Saturday, November 16, 2013

Wisconsin GOP pushes new voting restrictions

President Obama may have won Wisconsin with relative ease last year, but when it comes to state government, the Badger State looks pretty “red”: Republican Gov. Scott Walker is currently working with Republican majorities in the state Assembly and state Senate.
 
And like most states where GOP officials control the levers of in-state power, voting restrictions appear to be a top goal in Wisconsin. This started in earnest back in March, as my colleague Laura Conaway reported at the time, and the efforts intensified yesterday.
Voters in Wisconsin would have less time to cast early ballots under a proposed bill that passed the Wisconsin Assembly on Thursday, the latest move in a nationwide string of Republican-led efforts to tighten voting rules.
 
The measure would require county clerks to limit early voting to 40 hours per week, between 7:30 a.m. and 5 p.m. Monday through Friday. It would end weekend early voting hours, which Democrats have used to turn out the vote in heavily urban areas such as Milwaukee and Madison.
Remember, while Republicans generally rely on the ridiculous “voter fraud” canard to rationalize voter suppression, the argument has no use in cases like these – the only reason to shrink the amount of time voters have to cast a ballot is if you want fewer votes cast.
 
Of the 54 Republicans in the Assembly, 53 voted for the measure, which was more than enough to pass the bill and send it to the state Senate.
 
As if that weren’t quite enough, Republican state lawmakers also pushed a voter-ID measure, backed a proposal to make it tougher to launch recall elections, and supported license plates intended to oppose reproductive rights. In a strange twist, there was even a fight over a resolution to honor victims of the massacre at Sandy Hook Elementary.

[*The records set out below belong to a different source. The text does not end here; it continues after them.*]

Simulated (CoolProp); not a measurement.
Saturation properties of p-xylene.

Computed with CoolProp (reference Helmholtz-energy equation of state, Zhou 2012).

Tensions flared after Democrats attempted to take up a bill honoring the children killed last year at Sandy Hook Elementary School in Connecticut. Republicans rejected taking that up and then advanced the bill on anti-abortion license plates, even though they had said earlier they wouldn’t take it up.
Keep in mind that Republicans in the state Senate had no problem with the bill honoring the Newtown victims, and voted for it unanimously. But in the state Assembly, nearly all Republicans opposed the symbolic resolution, as hard as that may be to believe.